City to draft referendum for nonpartisan elections to codify years-long practice

Daily file photo by Evan Robinson-Johnson

City Council members engage in discussion. At a Monday Rules Committee meeting, aldermen discovered the city never formally switched to nonpartisan elections.

Samantha Handler, City Editor

Evanston’s Rules Committee voted to have city staff draft a referendum that would formally allow the city to keep its current practice of holding nonpartisan elections.

In a memo to the committee, the city’s law department said after the City Clerk’s office, Evanston Public Library and the department searched public and media records, they could not find a referendum that implemented nonpartisan elections in Evanston. The department added that a referendum is necessary to switch to nonpartisan elections despite the fact that they are already current practice in Evanston.

The Illinois Election Code says that municipalities like Evanston generally hold partisan elections and sets partisan elections as “default mechanism” for electing public officials in Evanston, according to city documents. However, the Illinois Constitution of 1970 allows for municipalities to change the way they elect officers by referendum, which is also confirmed in a 1980 Illinois Supreme Court decision.

City Council must pass a resolution by Dec. 30 to put a referendum on the ballot for the March 17 election.

“This is to keep to the same as we’ve been doing,” Ald. Donald Wilson (4th) said at the meeting. “I would like to move forward with this and cross the T’s and dot the I’s and have it correctly on the books.”

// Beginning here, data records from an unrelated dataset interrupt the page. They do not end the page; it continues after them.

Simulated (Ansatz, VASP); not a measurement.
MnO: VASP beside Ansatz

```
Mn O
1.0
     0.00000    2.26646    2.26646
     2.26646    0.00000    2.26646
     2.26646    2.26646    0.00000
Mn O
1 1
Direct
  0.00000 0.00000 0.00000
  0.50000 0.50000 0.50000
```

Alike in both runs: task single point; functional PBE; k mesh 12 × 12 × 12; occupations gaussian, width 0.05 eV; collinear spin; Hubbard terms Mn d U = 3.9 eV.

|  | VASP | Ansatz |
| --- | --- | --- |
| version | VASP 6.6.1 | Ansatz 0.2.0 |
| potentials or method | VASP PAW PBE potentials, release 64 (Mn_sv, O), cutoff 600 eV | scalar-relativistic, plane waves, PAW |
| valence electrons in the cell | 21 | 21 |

The law department said it discovered during the last election after a complaint about filing deadlines, which differ for partisan and nonpartisan elections, that Evanston never passed a referendum or resolution.

City Clerk Devon Reid said he has not seen any record that showed Evanston running a partisan election, going back to the 1950s.

The League of Women Voters found records showing Evanston held nonpartisan elections in 1949, 1965 and 1970, and the Illinois State Board of Elections says the city ran an election as Independent — not considered nonpartisan — in 2001 but has run nonpartisan elections consistently since 2005.

“We’ve just done it wrong,” Reid said. “Somewhere down the line, folks dropped the partisan labels and instead of classifying themselves as independent, they ran as nonpartisan and it became a norm here and we never passed a referendum.”

Some of the aldermen questioned how they could have run in nonpartisan elections, which included filing with the state’s Board of Elections, if the elections were actually partisan.

Ald. Ann Rainey (8th), who has served on City Council consistently since 1997 and was first elected in the 1980s, said Evanston has never had a partisan election as long as she has been running.

“I believe I have every petition I have ever submitted,” Rainey said, “and every single one I have ever run in has been nonpartisan.”

Reid said if the referendum failed, candidates would run in a partisan election and could declare as Independents or as part of an “Evanston Caucus party” similar to the Village of Skokie’s election system, which has the Skokie Caucus Party.

He added that the only changes would be filing deadlines and that candidates would choose a party rather than running nonpartisan. He said his office would put out information if Evanston were to run a partisan election.

“Just because we’ve done it wrong for a while doesn’t mean we shouldn’t start doing it right,” Reid said.